Jon A. Lambert
jlsysinc at ix.netcom.com
Sat Apr 12 14:37:16 New Zealand Standard Time 1997
> From: clawrenc at cup.hp.com
> Subject: Re: Random thoughts
> Date: Thursday, April 10, 1997 5:45 PM
> C&C == Compare&Commit.
> Unfortunately I don't have a blob to cut'n'paste in on this, so here
> goes round the mulberry bush again:
This is good. My synapses have a comparable life-cycle to your
spoof objects. They decay rapidly over time. :-)
> I run a lockless server. I use no read or write locking. Events
> compete competitively to commit as transactions. Those that lose
> reschedule, and try again. To detail:
> Events request objects from the DB.
> If the object is not in the cache, the DB loads the object.
> The DB replies to the event with a read-only shared reference to the
> The event is added to the "interested parties" list for the object.
> If the event attempts to modify the object, a new local,
> event-specific copy of the object is made, and the changes are made to
> that. A copy of the original reference however is still kept.
OK. I had thoughts along similar lines here. The original reference
MUST be kept by the event, or something equivalent (magic #).
> The event (loosely) attempts to keep track of what members of the
> object it referenced.
> Upon the event terminating it compares its copy of the original object
> (the local reference) with the object that's actually in the DB (may
> have been changed by events commiting during the current event's
> execution). Some intelligence is attempted here to only compare those
> values etc which were referenced by the event.
The updates attributes are committed only? Or is the entire object
replaced by the local copy?
Event A requests Object X for possible update.
Event B also requests Object X for possible update.
Event A modifies attributes a,c,d on Object X.
Event B modifies attributes b,e on Object X.
Event A requests C&C which is successful and then commits.
Event B requests C&C which is also successful and then commits.
If the entire Object was updated Event B would back
out Event A's updates. If only attribute updates occur then
you are OK.
> Should the original copy and the current-in-DB copy compare OK, then
> the event commits and all its changes in its written-to copies are
> commited atomically. This is the Compare&Commit, or C&C.
> If the C&C fail, the event is thrown away, all the copies are
> released, and the event is rescheduled.
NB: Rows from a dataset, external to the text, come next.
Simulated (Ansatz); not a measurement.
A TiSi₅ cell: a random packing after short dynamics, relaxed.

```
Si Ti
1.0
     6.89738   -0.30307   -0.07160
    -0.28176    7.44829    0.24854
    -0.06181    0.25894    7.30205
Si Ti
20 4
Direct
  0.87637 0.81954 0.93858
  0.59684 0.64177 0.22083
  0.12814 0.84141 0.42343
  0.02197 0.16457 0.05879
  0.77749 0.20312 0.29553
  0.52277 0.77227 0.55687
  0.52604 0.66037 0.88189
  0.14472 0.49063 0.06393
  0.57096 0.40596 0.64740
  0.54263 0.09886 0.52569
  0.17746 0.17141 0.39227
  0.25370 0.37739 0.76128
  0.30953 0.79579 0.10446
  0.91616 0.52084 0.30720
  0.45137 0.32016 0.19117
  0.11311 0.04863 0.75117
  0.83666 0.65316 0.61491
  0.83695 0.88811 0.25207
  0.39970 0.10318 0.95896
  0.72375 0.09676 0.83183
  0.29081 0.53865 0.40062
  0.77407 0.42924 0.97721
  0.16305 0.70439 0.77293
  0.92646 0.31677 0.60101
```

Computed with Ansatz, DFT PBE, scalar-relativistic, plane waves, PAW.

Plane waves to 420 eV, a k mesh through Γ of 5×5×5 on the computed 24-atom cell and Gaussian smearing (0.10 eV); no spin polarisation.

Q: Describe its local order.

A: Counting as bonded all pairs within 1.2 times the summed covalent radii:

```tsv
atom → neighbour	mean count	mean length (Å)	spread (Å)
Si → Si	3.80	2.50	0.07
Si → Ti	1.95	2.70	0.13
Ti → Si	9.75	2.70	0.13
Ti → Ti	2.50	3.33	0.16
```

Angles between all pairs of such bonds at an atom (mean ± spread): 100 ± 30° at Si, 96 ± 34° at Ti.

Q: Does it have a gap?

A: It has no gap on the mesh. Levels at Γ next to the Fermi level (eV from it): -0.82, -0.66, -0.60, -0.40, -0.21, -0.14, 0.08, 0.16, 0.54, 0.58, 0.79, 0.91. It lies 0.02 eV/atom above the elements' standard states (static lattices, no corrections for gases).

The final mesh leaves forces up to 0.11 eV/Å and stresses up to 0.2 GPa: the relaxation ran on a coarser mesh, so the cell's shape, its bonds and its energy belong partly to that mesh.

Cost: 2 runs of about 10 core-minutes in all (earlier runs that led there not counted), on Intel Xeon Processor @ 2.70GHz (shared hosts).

Aye and well they should. :-)
> There is also some background intelligence here where the DB watches
> the objects that are affected by event's C&C'ing, and will signal the
> other events that are members of those object's interested party list
> that they may be invalidated by the other event's C&C and so should
> kill themselves and reschedule.
Argh! And I thought the event would receive a negative response from C&C
and reschedule itself. Now your saying that big brother DB is also signaling a
premature cancellation. I can see where this would prevent unnecessary
execution of event code that is fated to fail in any event. Perhaps saving some
CPU with the added overhead of code complexity.
Perhaps your DB would terminate event B with extreme prejudice in my
I guess I prefer a kindlier, gentler DB. You should consider the damage you
do to your events self-esteem by frustrating their attempts at execution at every
turn by a tyrannical DB manager. This being a philosophical issue as I have yet
to measure this accurately. ;-)
> >I'm thinking of using a "magic-number" marking to determine whether
> >my objects are dirty in cache.
> Ala CRC?
Yes CRC, or MD5 which someone happily pointed me too. I was thinking
that even with the overhead involved with a magic number system, it could
be useful in creating a more generic and simpler interface to the DB.
A request to the Object Manager would return a reference and a CRC value.
A request to update would supply a new object reference along with
the original CRC. If the CRC matches the update is committed else it
fails. Perhaps removing this from the event's "knowledge" checking
might mitigate overhead issues and simplify coding?
There is a reliability issue also. It is possible for CRC to generate matches on
unlike objects, causing a potential corruption problem. *shrug*. A simple
memory compare might be more reliable and efficient, but not as "fun".
> >Any thoughts on multi-threading the language implementation? What
> >happens when the same objects method is called by a second thread?
> Not a problem. My language internally is thread safe (took a lot
> work, mostly me finally figuring out how much design work I really had
> to do up-front). after that everything is handled by the
> transactional nature of the events -- Nothing inside of an event
> actually exists or is changed until C&C, so the question doesn't even
> arise. Until that event C&C's, it really doesn't matter what the
> objects states are intal to that event.
> >Does this entail writing fully renterant and reusable code in the
> >server language implementation?
> Yup. This can get very interesting. Start out viewing your language
> system as a stack based state machine with the state determined
> _externally_ to the machine, and it gets easier.
Yes. I'll buy this.
So thread that resumes execution of a task, only needs a handle to the
task's state. Execution of the task would continuous be changing the
state. Pre-emption of task simply exits leaving the state as is current.
Task state handles are known externally by Task manager.
Kewlio! (did I say that?) This is MVS without registers!